What Does a Developmental Psychologist See in a 40th Class Reunion?

When I told people I was going to my 40th high school reunion, I might as well have said I was jumping off a cliff. Almost across the board, the reaction was shock, though the reasons varied. Granted, I hadn’t been in touch with my classmates, so some degree of surprise was legitimate. But my friends and family also projected their own reasons: high school had been the “worst time of their lives”; that they had never “fit in”; they didn’t want to open their present lives to judgment. But I’m a developmental psychologist, and I wanted to understand what a reunion ritual might mean. Nothing is more interesting to me than discovering how children grow up and their lives turn out.

As the date approached, I finally became apprehensive myself. Most of us had been together since kindergarten, but what if I didn’t recognize people after forty years? After all, I now have silver hair and 40 additional pounds; others would also have changed. Or what if we didn’t have anything to talk about? How would I react to an old “flame,” or he to me? Could I finally uncover the story behind a friend who had so traumatically “dropped” me in sixth grade? When nervous jokes started showing up on the Facebook reunion page, I saw that I wasn’t the only one with anxiety. I recruited a childhood friend to go with me.

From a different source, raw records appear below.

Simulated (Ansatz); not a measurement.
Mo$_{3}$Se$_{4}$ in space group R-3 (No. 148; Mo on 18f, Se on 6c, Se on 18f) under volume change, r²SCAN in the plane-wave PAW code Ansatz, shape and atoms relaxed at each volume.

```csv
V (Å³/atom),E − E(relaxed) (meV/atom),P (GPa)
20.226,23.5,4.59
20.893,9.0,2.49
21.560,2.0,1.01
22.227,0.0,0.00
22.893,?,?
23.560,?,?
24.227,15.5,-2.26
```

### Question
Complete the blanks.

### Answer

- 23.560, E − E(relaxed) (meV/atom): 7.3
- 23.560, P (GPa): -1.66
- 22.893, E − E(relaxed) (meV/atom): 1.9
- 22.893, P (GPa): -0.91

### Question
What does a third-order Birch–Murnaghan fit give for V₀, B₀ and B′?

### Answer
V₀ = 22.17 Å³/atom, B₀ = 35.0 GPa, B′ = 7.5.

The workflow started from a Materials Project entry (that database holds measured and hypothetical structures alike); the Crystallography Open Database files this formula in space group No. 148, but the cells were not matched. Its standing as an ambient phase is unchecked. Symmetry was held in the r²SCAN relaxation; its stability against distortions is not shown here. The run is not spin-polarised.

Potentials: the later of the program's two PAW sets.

“I’m only doing this for you, you know,” Vic joked when she greeted me at my hotel. Our mothers went to high school together and been friends long before we were born. Vic remembers the fuzzy socks I wore in second grade and how my father had carried me into school in his arms when my broken leg was in a cast. I remember making vinegar and baking soda volcanoes at Vic’s house and singing soprano next to her in choir.

We arrived at the Curling Club (home to the winter sport of sliding granite stones on ice) to a frenzy of slightly boozed-up greetings. About a third of my class of 140 was there. A current of excitement crackled through the crowd—hails from across the lawn; flying wisecracks and boisterous teasing; and enthusiastic, if somewhat self-conscious, hugging. It was a relief to find my old friend Dave, who was just as unruffled as I’d remembered him—a straight shooter, unperturbed by his surroundings. He had worked for a time for my father, a milkman; his mother had been my beloved third grade teacher. I was happy to meet Dave’s wife, and a meaningful conversation ensued about parents, illness, children, and more.

Sociologist Vered Vinitzky-Seroussi has observed that high school reunions can trigger a sudden threat to one’s identity. In the space of a short gathering, we are called upon to reconcile past expectations with our present reality, among people who shared that past. At my reunion, the actual list of predictions that our peers had made about each other 40 years ago hid amidst the memorabilia. “Diana will run a computer dating service,” it read, and the old memory of craving connection amidst my chaotic environment flashed. Other predictions were equally unpredictive: that a high school romance would end in marriage (it didn’t) or that a career would peak in a grocery store stockroom (it didn’t); and predictions for women centered on marriage and children. Predictions can be entertaining, but since these weren’t about activating our best future selves, I regretted their presence. Reunions are not just happy gatherings, Vinitzky-Seroussi writes. They “telescope the life course” and create pressure to evaluate, or protect, or project our choices, often in the space of a very short, catch-up conversation.

But this was not our tenth or even twenty-fifth reunion, the early ones that Vinitzky-Seroussi studied. This was our fortieth, a time when life achievements are behind for most of us and some are even looking toward retirement. Fortunately, I felt well-anchored in the present, and I think others did, too.

The conventional wisdom about reunions is that people can surprise you, and I found that to be true. Who would have known that the quiet boy in the back of the band would be a pillar of the community as the trusted funeral director? Or that the guy who seemed lost in high school would be so crisp and successful at 58? Psychologists use the terms “equifinality” and “multifinality” to describe how very different paths can lead to similar outcomes, or, conversely, how similar paths can lead to very different outcomes. At the same time, our perceptions of what’s important changes, too: The kids who once dominated in popularity might now appear boring and superficial, and the former “outsiders” often turn out to be the really interesting ones. And yet when I asked Vic if she recognized everyone, she replied, “Not so much from their faces, but their energy—it’s the same.”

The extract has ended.